Review: Lucie Vítková – Cave Acoustics

Sound cradled in the grand echoes of churches and caves. Reflections on family, grief, legacy, transformation.

Review: Lucie Vítková – Cave Acoustics

In titling the album Cave Acoustics, Lucie Vítková prompts a primary consideration for our surroundings, both literal and semantic. One is led to appraise not just the sources of sound (stones, tins, coins, cowbells, voices, insects, flute, more), but the convergence of other contextual details that gift these pieces their significance. For example, the recording locations of labyrinthine caves and an abandoned gothic church; the fact that Vítková collaborated with their sisters for the very first time on this record; the knowledge that this record contains enactments of shared grief and transformative interactions with nature. “Acoustics”, then, represent everything that embellishes the scuff of a metal tin or crack of a stone. This could be the literal reverberations of large spaces, or the cradling of these sounds in questions of identity or familial legacy. Both render the sound as more than itself.

In the first half, two pieces performed by Vítková and their siblings wield the echo to draw edges into ambiguity. On “Trash Trio", the setting of Výpustek cave augments the scuttle of tins and coins into something reminiscent of crackling fire or intermittent rainfall. At one point the trio converge on a common percussive refrain as if by accident, like smatterings of clouds suddenly coalescing into written statements. “Hair Score” also harnesses themes of convergence, with the trio’s voices rendered in ribbons of vowels that intertwine, find eachother, peel away, swoop up, swoop down. Often the voices appear to be merging together, the harmonics of one melting into the overtones of another, briefly turning separate mouths into a solitary one. The accompanying text states that this piece is an attempt to process the death of their mother, and the intermingling/detaching of voices feels analogous to the paradox of familial grief, through which one can feel both isolated and unified in the shared emotional experience.
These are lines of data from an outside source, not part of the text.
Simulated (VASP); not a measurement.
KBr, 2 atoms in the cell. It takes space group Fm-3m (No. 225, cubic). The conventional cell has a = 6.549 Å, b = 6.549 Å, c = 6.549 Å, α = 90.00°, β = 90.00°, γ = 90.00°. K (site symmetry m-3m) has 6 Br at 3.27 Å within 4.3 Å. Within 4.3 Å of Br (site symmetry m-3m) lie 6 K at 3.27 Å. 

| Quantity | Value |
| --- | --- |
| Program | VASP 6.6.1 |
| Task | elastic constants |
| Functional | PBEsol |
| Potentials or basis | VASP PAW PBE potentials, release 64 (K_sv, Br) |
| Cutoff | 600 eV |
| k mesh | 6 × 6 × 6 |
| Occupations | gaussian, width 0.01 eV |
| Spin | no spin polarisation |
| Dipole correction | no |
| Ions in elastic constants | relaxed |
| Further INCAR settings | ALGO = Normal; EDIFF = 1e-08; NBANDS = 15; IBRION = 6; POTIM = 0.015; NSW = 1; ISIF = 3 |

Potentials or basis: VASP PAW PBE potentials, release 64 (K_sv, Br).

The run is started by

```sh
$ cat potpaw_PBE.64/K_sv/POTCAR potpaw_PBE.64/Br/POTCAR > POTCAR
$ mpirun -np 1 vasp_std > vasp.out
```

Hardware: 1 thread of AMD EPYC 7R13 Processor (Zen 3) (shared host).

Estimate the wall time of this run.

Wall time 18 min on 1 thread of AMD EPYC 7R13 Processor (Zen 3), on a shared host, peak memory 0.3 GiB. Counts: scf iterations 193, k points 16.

Suddenly the space shrinks down on “Stones” – perhaps we've retreated to one of the cave's tighter nooks – and the trio turn to a composition by Christian Wolff, which instructs the players to not break anything. It's a directive that they take to the brink, hammering stones against surfaces with force, with Vítková again manifesting a reflection on the temporary nature of “edges” (what does it mean to “break” something that is partial to begin with, with stones themselves being dislodged shards of earthly mineral?). Final piece "Inside The Ritual" switches the setting to an abandoned church, with Vítková now alone among the chirp of various insects. Gently they emerge again in a clatter of cowbell, to which the insects respond by increasing their volume. In turn, Vítková throttles back. There’s a sensitive dialogue occurring here, with voice and landscape tempering their desire to speak in order to create space to listen. Vítková melts into their surroundings over the piece’s 23 minutes, growing in volume and confidence as the environment invites them in further, culminating in their flowering into beautiful, blurred alternations between voice (humming, whistling) and Japanese hichiriki flute. By this point the contributions of Vítková could be the call of a bird or the whistle of the wind, the edges of performer unspooled into their setting. All becomes acoustics.